I see the anatomy of a (VRML 2.0/97) widget as a layer architecture (similar to the OSI layer model of networking) rather than, say, a component archictecture. To explain the layers I am going to use specific examples from both my VRML widgets and 2D GUIs. This does not mean that a 2D GUI can be layered in the same way, by the way, so you will find that the analogies to 2D are occasionally a stretch.
These are the VRML -Sensor nodes, including their clamping and constraints (e.g. the cycleInterval and loop fields in the TimeSensor). This is how user input is gathered by the browser. A 2D analog is reading the mouse position or a mouse click, including things like the behavior of a modal dialog box where clicking the mouse outside the dialog does nothing but beep.

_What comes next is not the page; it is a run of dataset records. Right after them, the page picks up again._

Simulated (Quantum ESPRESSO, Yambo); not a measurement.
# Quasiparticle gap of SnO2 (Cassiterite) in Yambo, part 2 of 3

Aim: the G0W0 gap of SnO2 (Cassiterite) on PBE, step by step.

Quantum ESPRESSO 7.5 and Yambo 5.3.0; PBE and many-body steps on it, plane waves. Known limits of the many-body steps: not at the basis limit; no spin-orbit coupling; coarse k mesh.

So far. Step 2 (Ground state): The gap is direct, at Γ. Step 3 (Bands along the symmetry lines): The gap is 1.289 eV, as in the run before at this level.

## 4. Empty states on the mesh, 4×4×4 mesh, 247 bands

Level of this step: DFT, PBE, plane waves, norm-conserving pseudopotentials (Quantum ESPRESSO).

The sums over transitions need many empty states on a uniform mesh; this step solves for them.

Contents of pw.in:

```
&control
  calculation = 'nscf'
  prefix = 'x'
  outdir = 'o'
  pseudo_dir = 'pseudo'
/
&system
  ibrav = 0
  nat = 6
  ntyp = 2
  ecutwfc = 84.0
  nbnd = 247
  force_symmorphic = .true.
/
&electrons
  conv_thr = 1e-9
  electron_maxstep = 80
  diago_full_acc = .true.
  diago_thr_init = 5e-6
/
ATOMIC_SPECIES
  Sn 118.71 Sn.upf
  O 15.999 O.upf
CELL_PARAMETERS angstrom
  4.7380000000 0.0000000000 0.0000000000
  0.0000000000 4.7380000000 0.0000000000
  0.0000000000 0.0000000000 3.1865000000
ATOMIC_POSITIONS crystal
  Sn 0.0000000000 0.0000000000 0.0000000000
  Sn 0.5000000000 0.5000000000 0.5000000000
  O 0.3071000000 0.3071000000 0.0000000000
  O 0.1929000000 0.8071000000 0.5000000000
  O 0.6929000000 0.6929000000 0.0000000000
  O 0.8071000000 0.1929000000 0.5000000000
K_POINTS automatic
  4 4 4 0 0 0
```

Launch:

The VRML -Interpolator nodes fall into this layer, as does a certain amount of scripting. This layer is concerned with type casting (e.g. extracting the X coordinate of a SFVec3f into a SFFloat), arithmetic operations (both those which require a script and those which can be performed with the right -Interpolator), logical (boolean) operations/gates, etc. The 2D equivalent would be the mapping in a scrollbar from screen pixels to fraction of the bar or the operation of radio buttons (i.e. `only one selected at a time' can be represented by a series of logic gates). (I wrote a paper about implementing some of this.)
This is where actual widgets come in. You have a -Sensor which you want to attach to some geometry (ignoring TimeSensors for the moment), some internal glue to map the values the -Sensor produces to the desired output (SFFloat, SFVec3f, SFRotation, whatever), and all you need is that geometry. This should presumably be pluggable in the sense that it can be represented outside the PROTO definition of the widget and receive events and such from outside the PROTO scope. An example here is the TwistSlider, which is nothing more than a BoxSlider and a Slider with some external glue (see below) making it twist as it slides (and the thumb on the slide change size as it moves). In a 2D GUI, consider the size, color, and label on a button.
This is the layer that attaches user input garnered from widget output to action in the virtual world. It is also desirable to express feedback to the user with widgets, such as having a Slider representing a number from 0 to 255 and 8 Buttons representing the number in binary (see my Button Demo). I can go on and on about this layer, but I will restrain myself.
It can be as simple as ROUT'ing the output from a Button to the set_enabled eventIn of a (looping) TimeSensor controlling an animation, thus connecting the state of the Button with whether the animation is on and looping or not. It can be at least as complex as three Sliders combining their values into the X, Y, and Z translation of an object or the viewpoint. This is where type casting, logic gates, and arithmetic operations become the most useful in a general sort of way. A 2D example would be a slider that controls the volume of a CD that is playing.
This is the layer we want the user to see and use in, one hopes, an intuitive manner. Consider the CosmoPlayer Examiner dashboard (I like the SGI one better) as such a VRUI. There are widgets to rotate the world, translate the world, zoom in on a particular object, etc. These all work together to form a user interface that is easy to understand and use (no, really, the SGI dashboard is better than the one on the PC). Consider a 2D dialog box, including buttons, text fields, etc. as analogous.